This week’s 4 head-spinning moments: Trend adjustments
By Peter Romeo on Jul. 20, 2018Delivery and other megatrends are remaking the restaurant industry. As this week attests, subtler adjustments are remaking some of those megatrends. Here’s a rundown of the little-noticed factors that could nudge a few profound currents in a slightly different direction.
1. Tech begets a new wave of discounting
Now that almost every restaurant brand has an app and a focus on snagging off-premise sales, it’s not enough to merely crow about sporting takeout or delivery options. The next phase of evolution is finding a way to stand out. In true restaurant style, that’s brought a surge in deal-making, including some head-turning offers introduced this week. Among the most arresting come-ons are permanent deals tied to low-traffic days of the week.
Red Lobster, for instance, has designated one of its slowest days as To-Go Tuesday, with a standing offer of a 15% discount on any to-go order, be it for lunch or dinner. The offer is one of five new daily discounts that aim to pull in customers during off-peak times of the work week. The others promise sizable meals for a deep discount between 11 a.m. and 6 p.m.
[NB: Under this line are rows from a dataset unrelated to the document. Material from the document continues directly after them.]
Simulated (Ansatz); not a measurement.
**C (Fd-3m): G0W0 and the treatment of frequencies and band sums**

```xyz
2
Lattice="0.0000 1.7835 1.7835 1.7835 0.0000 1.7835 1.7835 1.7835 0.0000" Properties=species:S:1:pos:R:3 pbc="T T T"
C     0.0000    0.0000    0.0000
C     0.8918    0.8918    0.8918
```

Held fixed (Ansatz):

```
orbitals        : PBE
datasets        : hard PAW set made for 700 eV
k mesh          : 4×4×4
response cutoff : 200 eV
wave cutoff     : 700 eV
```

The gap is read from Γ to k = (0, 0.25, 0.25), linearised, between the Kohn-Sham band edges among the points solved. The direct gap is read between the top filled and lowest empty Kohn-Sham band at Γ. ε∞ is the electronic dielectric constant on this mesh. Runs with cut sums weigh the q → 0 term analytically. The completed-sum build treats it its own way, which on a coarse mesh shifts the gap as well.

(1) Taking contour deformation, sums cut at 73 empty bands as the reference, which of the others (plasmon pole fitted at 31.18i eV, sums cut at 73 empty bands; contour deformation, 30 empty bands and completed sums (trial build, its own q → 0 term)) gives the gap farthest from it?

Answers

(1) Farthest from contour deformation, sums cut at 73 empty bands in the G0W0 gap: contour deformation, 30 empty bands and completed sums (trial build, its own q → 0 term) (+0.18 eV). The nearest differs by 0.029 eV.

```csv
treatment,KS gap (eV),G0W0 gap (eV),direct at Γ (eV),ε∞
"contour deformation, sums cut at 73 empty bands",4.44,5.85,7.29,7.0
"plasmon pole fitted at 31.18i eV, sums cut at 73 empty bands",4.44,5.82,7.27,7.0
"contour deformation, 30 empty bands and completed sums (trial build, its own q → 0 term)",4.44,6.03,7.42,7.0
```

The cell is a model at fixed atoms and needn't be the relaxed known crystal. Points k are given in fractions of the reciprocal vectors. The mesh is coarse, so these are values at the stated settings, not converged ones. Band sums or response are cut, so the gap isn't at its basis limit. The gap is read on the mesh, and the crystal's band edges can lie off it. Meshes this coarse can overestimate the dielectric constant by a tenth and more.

McDonald’s, meanwhile, is offering free drinks and fries through the rest of 2018 to patrons who use the chain’s app on particular weekdays. Order at least $1 in food or drinks through the app on a Friday, and you’re rewarded with a free medium-sized holster of fries. Place an order of that size on a Tuesday, and your beverage is free. Order any breakfast sandwich through the app during the traditional hours of breakfast, and the store will throw in a free side of hash browns.
The freebies for app users follow a celebration of what McDonald’s called McDelivery Day, aka July 19. Any customer who placed a delivery order of $5 or more for lunch was eligible to win not-for-sale merchandise such as Big Mac-themed socks and Golden Arches-adorned shirts.
2. Designing for off-premise
With fewer restaurant orders consumed on-premise, chains are quickly adjusting their core designs. Noodles & Co. grabbed Wall Street’s attention this week with the concept’s strongest financial results in six years, a 5.4% jump in same-store sales for the second quarter ended July 3. Management attributed the gain largely to the addition of zoodles, or noodles made from zucchini. But CEO David Boennighausen also cited the contribution of new “quick pickup” shelves where customers who order ahead can grab their meals and go without interacting with a staff member. He also mentioned the possibility of installing pickup windows, so customers don’t have to enter the stores.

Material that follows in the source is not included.